I'm still trying to learn how to use the camera and video camera I bought for my New Year's trip to Iceland. Now my little snappy camera, which I think is great, has started to play up. Although I have a much better camera, sometimes I want a small one that easily fits into my pocket. The only reasonably priced one I could find was a waterproof one in Tesco. It was half the price of the other small cameras, but the thing that sold it most to me, was that it uses ordinary batteries. Most cameras now use a rechargeable battery, which is fine if you're always going to be in a place where you can recharge when the need arises. If I'm living in my tent for weeks at a time and taking lots of photos, then this isn't possible, so I need to be able to carry a stash of ordinary batteries and use those. It might not be environmentally friendly or cost effective, but at least I know I can still use my camera. I don't think this camera is going to be as good as the one it is replacing, so I may end up looking for yet another one.

My mobile died whilst I was in Devon and I had to buy a new one. I can't use my old sim card in it so at the moment I don't have access to any of my numbers. Also I still have credit on the old sim, so I need to find the time to get the new phone unlocked. I've always put my sim card in whichever phone I've had before and this is the first time I've ever had this problem. Other people I've spoken to who have bought Tesco phones have had the same problem, so this isn't really endearing me to Tesco. I don't like being forced to use a particular company or brand so it puts me off using them.

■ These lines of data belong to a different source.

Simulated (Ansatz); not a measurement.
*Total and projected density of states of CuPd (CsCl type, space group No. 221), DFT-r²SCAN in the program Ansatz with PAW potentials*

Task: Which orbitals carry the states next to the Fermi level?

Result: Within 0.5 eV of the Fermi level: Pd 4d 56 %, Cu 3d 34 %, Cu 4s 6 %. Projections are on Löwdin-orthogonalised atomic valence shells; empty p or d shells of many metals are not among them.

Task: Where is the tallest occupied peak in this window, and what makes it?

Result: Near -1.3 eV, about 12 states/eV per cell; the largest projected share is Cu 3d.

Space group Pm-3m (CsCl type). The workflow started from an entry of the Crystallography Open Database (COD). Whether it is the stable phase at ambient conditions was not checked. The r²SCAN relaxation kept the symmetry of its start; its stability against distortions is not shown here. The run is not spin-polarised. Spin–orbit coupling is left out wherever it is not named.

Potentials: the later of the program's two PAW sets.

My microwave, vacuum cleaner and breadmaker have also died on me. I've replaced the vacuum cleaner and microwave but still need to find a breadmaker that will fit in the allocated space in my kitchen. Now this morning my toaster started playing up, so that's probably going to be next to go.

Whilst in Devon I bought myself a Kindle. I've been humming and haaing over getting one for a while. I love books and love having walls lined with books. On the whole books are cheaper too, because I can buy them second-hand, or at much reduced prices in the supermarkets. But I do see the advantages to a Kindle, especially when travelling and trying to keep weight down. So I cashed in my Tesco vouchers and bought one. I've had a bit of a play around with it, but still need to use it properly to really get the feel for it.

I've recently bought a tablet computer as well. The last couple of summers I've taken my laptop away with me, but keeping it charged is a problem and it's heavy so I don't carry it around with me. The tablet I've bought is much smaller and lighter and holds the charge for up to 15 hours. It comes with a detachable keyboard which makes it easier to use, but can be left behind if I want to really save on weight. I've checked that it's working ok, but other than that haven't had time to really play with it and see what it can do.

Add to all these things my van and my new tent and it really is a case of too many new toys. I don't know what to play with first and can't find the time to learn how to use any of them well!

Monday, 2 July 2012


I didn't know much about Conwy. Make that, I didn't know anything about Conwy, but I wanted to stop off somewhere on my way home from Snowdonia and so was on the lookout for somewhere interesting where I could spend a few hours. As I drove past Conwy it winked enticingly at me from down below the road. I turned off and followed signs for the harbour. This, I realised once there, was completely separate from the main town. I parked up (free) and went for a wander. It was quite pleasant with lots of yachts gently bobbing and a restaurant, but not a lot else. 

After a quick wander round the harbour I got back in my van and found the old town fairly easily. I parked in a pay and display car park at the base of the old walls and went for a walk along the top of the walls and a look round the old castle. 

The castle, a World Heritage site, dates from 1283 and was commissioned by Edward I. It's built on a rock and has eight huge round towers protruding from it's curtain walls. It gained its strength from its position atop the rock and so lacks concentric walls (an inner layer of walls) as they were not considered necessary.  

The inner parts of the castle lie in ruins, but enough can be seen to imagine how it would have looked in days gone by. From the battlements I got good views over the town of Conwy lying inside the old town walls, the suspension bridge designed by Thomas Telford and opened in 1826, and of the course the inside of the castle. The Great Hall is 125ft long and fills the main space inside the castle. Apart from this there is a chapel, cellars, dungeons, kitchens and so on. 

Leaving the castle, I walked a bit further along the walls before dropping into the town. The town walls are over 3\4 mile long and have 22 towers scattered along their length. It's possible to walk the full way along the walls but I cut it short as I wanted to have time to look at the town as well.  

I had a quick look at the smallest house in Britain which is on the shore front. It measures 1.8m wide and stands 3.05m high. I didn't go in as there were already a few people inside and so I would have had to wait - its size obviously limits the amount of people who can go in at any one time. I could see pretty much everything there was to see from the doorway anyway.


I popped into Plas Mawr which is an Elizabethan town house known for its fine decorative plasterwork and also visited Aberconwy House which is a 14th century merchant's house. The houses are in the care of Cadw and the National Trust respectively and so I didn't need to pay to get in. I would have liked to have spent longer in both places but was aware of the time ticking away on my parking ticket; indeed when I mentioned to the lady behind the desk in Aberconwy House that I would have liked to have spent longer there but couldn't because my parking ticket was running out, she advised me to hurry as the parking attendants can be very keen. 


At least I got to see what Conwy has to offer; enough to know I'd like to go back and spend a bit more time there, and I had a very pleasant afternoon exploring a new place and breaking my journey home.